Industry

The I-FIND project

An intelligence solution to analyse large structured and unstructured data sets to give the user the ability to retrieve information and get alerts

Giorgio Gentile

19 Feb 2018

The difficulty in analysing unstructured data

The I-FIND project aims at building an intelligence solution to analyse, in a structured and incremental way, large structured and unstructured data sets from multiple sources and different domains and to give the user the ability to retrieve information and get alerts.
In monitoring and analysing online content, big efforts have always been addressed to multimedia, while lower attention has been historically paid to texts. This depends mostly on the fact that texts (i.e. communications, data, conversations, news, web sites, blogs, etc.) are mostly unstructured data. As a consequence, the activities of analysis and processing such information become largely inefficient, onerous and time-consuming. Currently, the most frequent way to identify threat content is through keyword search/manual analysis by operators, which is highly error prone in precision, dramatically slow, highly latent in response and rapidly obsolete, making impractical the examination of thousands of new files appearing on the web every day.
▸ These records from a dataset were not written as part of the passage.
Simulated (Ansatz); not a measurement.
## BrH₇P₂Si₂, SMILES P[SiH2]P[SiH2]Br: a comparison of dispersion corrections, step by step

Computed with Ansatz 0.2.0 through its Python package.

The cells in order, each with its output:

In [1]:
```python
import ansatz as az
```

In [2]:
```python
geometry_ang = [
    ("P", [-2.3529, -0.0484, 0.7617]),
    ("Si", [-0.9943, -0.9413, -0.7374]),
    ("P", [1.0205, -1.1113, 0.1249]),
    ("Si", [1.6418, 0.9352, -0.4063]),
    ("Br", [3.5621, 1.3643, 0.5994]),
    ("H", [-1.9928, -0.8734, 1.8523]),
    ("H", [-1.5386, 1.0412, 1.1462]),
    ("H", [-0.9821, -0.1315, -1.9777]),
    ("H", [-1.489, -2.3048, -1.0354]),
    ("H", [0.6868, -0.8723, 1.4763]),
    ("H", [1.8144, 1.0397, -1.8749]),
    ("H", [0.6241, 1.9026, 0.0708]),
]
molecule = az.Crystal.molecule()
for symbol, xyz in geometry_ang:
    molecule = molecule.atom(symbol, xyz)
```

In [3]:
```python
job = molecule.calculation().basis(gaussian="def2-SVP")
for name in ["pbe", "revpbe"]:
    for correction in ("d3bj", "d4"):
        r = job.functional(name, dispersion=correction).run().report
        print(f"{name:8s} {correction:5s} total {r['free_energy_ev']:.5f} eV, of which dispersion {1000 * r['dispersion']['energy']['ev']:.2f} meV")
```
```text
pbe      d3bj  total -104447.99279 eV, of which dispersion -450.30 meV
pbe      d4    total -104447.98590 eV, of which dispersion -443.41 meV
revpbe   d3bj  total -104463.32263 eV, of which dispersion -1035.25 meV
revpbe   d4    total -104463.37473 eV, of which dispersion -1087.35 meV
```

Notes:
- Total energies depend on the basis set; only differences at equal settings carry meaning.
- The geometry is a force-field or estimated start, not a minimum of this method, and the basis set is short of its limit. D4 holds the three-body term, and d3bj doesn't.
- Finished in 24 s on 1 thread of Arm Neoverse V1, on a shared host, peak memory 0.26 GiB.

The advantages offered by I-FIND

The I-FIND project aims to take advantage of semantics and other methods that can be used to analyse a large amount of unstructured data by means of concepts, categories, entities of different types, facts, and not only by keywords. The objective of the project is the development of a tool capable to:

collect heterogeneous data from different sources (Data Gatherer): it will provide interfaces for web connection and related services to collect data (i.e. Facebook, Twitter, forums, Google, blogs, web sites etc). The data will be collected through secure communication channels.
reduce the size of the data gathered in the aforementioned phase through a Semantic Data Tagger and a Data Indexer. The Semantic Data Tagger will provide a taxonomy up to fifty categories including People, Organizations, Locations and user defined categories based on the specific domain (e.g. Drugs, Weaponry, Military Devices and Weapons, Criminal associations, Public Building, phone numbers, Date, Addresses, URL, e-mail, etc) in order to catalogue and classify the information according to its content. The Data Indexer will process the information coming from the Semantic Data Tagger, classify and index it according to the policies defined by the user.
correlate and analyse the information through a set of logical rules that can be defined by the users. The correlation will retrieve the relevant information from the information available and whenever needed it will ask the Data Gatherer more specific information from the relevant sources. The Data Analyser will process the information in order to provide the user with only relevant data.
provide the results of the analysis to the final users in a user friendly graphic way. The user interface will be easily usable by non-technical users.